This would be utterly simple in C#, but from code samples I have found online it looks utterly ugly in C++. I am stuck on two things. As stated earlier, I am completely new to database interfaces in C++, and there are so many methods from which to choose, but I would like to hone in on a specific method that truly fits my purpose. Furthermore - and this is the purpose - I am trying to make use of a static data set to pull data in a single query, rather than run a new query for each input1/input2 combination; even better yet, is there a way to have database results written directly into the newly created DataObjects rather than making a pit stop in some temporary RecordSet object.

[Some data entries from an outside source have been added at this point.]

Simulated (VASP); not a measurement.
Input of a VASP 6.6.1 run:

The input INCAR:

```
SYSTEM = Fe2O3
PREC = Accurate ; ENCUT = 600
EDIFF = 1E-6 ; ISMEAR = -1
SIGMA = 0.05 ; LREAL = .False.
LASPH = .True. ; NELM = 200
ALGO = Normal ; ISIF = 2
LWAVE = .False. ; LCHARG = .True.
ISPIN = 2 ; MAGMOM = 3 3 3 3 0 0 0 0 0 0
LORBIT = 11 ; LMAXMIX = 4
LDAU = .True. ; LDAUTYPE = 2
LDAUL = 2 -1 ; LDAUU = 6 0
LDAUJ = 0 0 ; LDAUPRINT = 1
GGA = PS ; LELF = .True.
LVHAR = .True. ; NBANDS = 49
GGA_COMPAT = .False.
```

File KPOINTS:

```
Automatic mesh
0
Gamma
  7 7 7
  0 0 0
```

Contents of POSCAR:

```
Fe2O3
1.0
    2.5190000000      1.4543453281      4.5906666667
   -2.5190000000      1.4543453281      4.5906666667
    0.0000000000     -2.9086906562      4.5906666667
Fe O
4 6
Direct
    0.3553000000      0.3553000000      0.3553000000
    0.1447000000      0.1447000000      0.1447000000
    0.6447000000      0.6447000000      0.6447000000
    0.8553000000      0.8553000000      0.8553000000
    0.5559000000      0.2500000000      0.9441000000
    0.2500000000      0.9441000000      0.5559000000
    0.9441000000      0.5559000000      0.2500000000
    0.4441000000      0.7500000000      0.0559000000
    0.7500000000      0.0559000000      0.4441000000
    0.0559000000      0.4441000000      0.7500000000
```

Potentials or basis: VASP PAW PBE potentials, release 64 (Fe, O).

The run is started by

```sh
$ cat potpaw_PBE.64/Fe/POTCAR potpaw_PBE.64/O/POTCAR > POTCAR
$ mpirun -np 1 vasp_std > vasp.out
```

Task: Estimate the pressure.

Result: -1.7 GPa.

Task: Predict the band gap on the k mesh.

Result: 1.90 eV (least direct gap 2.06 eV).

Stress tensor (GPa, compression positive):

To summarize and clarify: I have database on a relational database, and I am trying to pull the data and store it into a collection of objects. How do I do this? Any tips/direction - I am much obliged.
EDIT 8/16/17: After some research and trials I have come up with the below
So I've had progress by using an ADORecordset with the put_CursorLocation set to adUseServer:
rs->put_CursorLocation(adUseServer)
My understanding is that by using this setting the query result is stored on the server, and the client side only gets the current row pointed to by rs.
So I get my data from the row and create the DataObject on the spot, emplace_back it into the vector, and finally call rs->MoveNext() to get the next row and repeat until I reach the end. Partial example as follows:
std::vector<DataObject> v;
DataObject::rs.Open(connString,Sql); // Connection for wrapper class
for (int n = 0; n <= 10; ++n)
for (char w = 'a'; w <= 'z'; ++w)
v.emplace_back(DataObject{n,z});
// Somewhere else...
void DataObject::Initializer(int a, string b) {
int ra; string rb; double rc;
// For simplicity's sake, let's assume the result set is ordered
// in the same way as the for-loop, and that no data is missing.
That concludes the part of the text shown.